Dear Bankruptcy Adviser,
I’ve been consulting with bankruptcy lawyers about my financial situation since my mom passed away. She did not have a will. The estate hasn’t gone through probate yet, but I don’t want to get involved. There wouldn’t be enough money after the sale to pay off my debtors. I don’t want anything to do with this house. Will this cause a problem for me filing Chapter 7? I am divorced and receive Social Security income and child support.
I’m sorry for your loss. Let’s first tackle this issue with you and the probate court, then we can talk about the issue of bankruptcy. I must first note that bankruptcy and probate vary from state to state, so double-check whether there are any unique laws in your state that could affect your filing.
You have every right to throw your hands up and not deal with this house anymore. However, even if you don’t want to get involved in the probate process, you most likely will have to as your mother’s heir. As such, you are entitled to proceeds from your mother’s estate — in your case, her home.
If you truly did not want any involvement, you could go to the probate court and explicitly disclaim any proceeds that you are entitled to receive. In most states, you must disclaim your interest in the estate in a timely manner and before you file bankruptcy. That being said, no one can make you take this house or sell it to pay your creditors — unless you file bankruptcy.
When you file bankruptcy, the court assigns an individual to your case, called a trustee. The trustee steps into your shoes to handle your assets. It is his or her job to find unprotected assets (such as the house), sell those assets and pay your creditors. In return, the trustee earns a fee for paying your creditors.
In your case, the trustee would get involved in the probate process if he or she thinks any issues might arise. For example, a trustee wouldn’t allow you to disclaim interest in your mother’s estate after filing bankruptcy because you don’t want to deal with the hassle, since you may be entitled to something.
Otherwise, the trustee would usually wait until probate ends and then sell the house on your behalf. The proceeds from the sale of the house will be turned over to the bankruptcy trustee who will settle creditor claims.
There is also a chance for you to receive some cash after the trustee sells the house. Each state allows a bankruptcy filer to exempt — or protect — some assets. The available exemption amounts vary greatly from state to state. You will receive funds up to the exemption limits that you are entitled to receive before the trustee pays the creditors. The trustee will then take the rest to pay his or her fees and your creditors.

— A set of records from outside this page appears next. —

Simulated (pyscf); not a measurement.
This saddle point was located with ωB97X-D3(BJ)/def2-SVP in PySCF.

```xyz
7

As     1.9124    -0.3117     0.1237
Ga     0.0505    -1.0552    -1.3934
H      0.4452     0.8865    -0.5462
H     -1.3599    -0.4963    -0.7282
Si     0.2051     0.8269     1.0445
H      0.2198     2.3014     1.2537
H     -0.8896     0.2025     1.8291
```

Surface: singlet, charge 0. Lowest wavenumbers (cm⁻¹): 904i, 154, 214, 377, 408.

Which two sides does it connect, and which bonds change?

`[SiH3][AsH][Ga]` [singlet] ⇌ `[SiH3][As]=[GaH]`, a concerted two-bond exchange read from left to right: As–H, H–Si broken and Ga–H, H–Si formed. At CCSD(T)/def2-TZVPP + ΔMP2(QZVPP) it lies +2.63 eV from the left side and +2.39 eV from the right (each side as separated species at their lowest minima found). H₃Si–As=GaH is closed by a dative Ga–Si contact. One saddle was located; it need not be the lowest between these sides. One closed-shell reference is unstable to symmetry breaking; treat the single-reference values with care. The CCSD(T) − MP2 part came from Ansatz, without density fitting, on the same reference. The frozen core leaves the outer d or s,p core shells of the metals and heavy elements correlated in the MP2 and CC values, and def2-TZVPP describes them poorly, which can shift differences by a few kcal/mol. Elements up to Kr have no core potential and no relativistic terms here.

Before you file, see how much you could get from the sale of the property. You say it won’t pay off your debt, but it’s worth it to check for sure. It would be a shame to file bankruptcy only to have all your creditors paid in full from the sale of the house.
At the same time, you might be tired of creditor harassment and other credit-related issues. Or you just don’t want to deal with probate and selling the house, so you want to file bankruptcy now and move forward.
Do a little more research before making this decision. If your ultimate decision is to file bankruptcy before trying to sell the house, make sure it is a well-informed one.